And then you can add further checks into the machinery to speed up the process of finding out why: Checks if the cert creation jobs run properly, checks if the certs on disk / in secret store are loaded or not, ...
Good alerting solutions might also allow relationships between these alerts to simplify troubleshooting as well: Don't alert for the cert expiry, if there is a failed cert renew cron job, alert for that instead.
Don't worry. With 2 or 3 industry players dictating how all TLS certs work, now your certs will expire in weeks rather than years, so you will all be subject to these failures more frequently. But as a back-stop to process failures like this, use automated immutable runbooks in CI/CD. It works like this:
1) Does it need a runbook? Ask yourself, if everything was deleted tomorrow, do you (and all the other people) remember every step needed to get everything running again? If not, it needs a runbook.
2) What's a runbook? It's a document that gives step by step instructions to do a thing. The steps can be text, video recordings, code/shell snippets, etc as long as it does not assume anything and gives all necessary instructions (or links to them) so a random braindead engineer at 3am can just do what it says and it'll result in a working thing.
3) Automate the runbook over time. Put more and more of the steps into some kind of script the user can just run. Put the script into a Docker container so that everyone's laptop environment doesn't have to be identical for the steps to work.
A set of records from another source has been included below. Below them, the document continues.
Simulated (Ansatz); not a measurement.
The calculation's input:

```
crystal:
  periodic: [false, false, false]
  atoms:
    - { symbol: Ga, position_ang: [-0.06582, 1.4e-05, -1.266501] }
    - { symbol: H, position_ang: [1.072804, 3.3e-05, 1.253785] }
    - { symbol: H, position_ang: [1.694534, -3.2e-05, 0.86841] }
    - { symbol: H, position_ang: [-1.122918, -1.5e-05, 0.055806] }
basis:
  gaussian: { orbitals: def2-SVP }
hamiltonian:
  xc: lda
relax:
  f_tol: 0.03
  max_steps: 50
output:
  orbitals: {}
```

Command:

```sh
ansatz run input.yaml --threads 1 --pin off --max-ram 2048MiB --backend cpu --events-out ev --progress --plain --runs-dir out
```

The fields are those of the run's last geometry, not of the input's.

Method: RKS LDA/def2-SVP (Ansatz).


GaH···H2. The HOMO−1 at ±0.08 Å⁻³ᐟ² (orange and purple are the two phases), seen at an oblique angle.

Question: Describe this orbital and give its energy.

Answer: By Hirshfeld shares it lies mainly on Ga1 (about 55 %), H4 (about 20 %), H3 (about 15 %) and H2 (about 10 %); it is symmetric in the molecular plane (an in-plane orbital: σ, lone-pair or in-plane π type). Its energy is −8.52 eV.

4) Run the containerized script from CI/CD. This ensures all credentials, environment vars, networking, etc are the same when it runs which better ensures success, and that leads to:
5) Running it frequently/on a schedule. Most CI/CD systems support scheduled jobs. Run your runbooks frequently to identify unexpected failures and fix bugs. Most of you get notifications for failed builds, so you'll see failed runbooks. If you use a cron job on a random server, the server could go down, the job could get deleted, or the reports of failure could go to /dev/null; but nobody's missing their CI/CD build failures.
Running runbooks from CI/CD is a game changer. Most devs will never update a document. Some will update code they run on their laptop. But if it runs from CI/CD, now anyone can run it, and anyone can update it, so people actually do keep it up to date.
Having only one SSL certificate is a single point of failure, we have eliminated single points of failure almost everywhere else.
Edit: but to be clear, I don’t understand why you’d want this. If you’re worried about your CA going offline, you should shorten your renewal period instead.
Update: looks like the answer is yes. So then the issue is people not taking advantage of this technique.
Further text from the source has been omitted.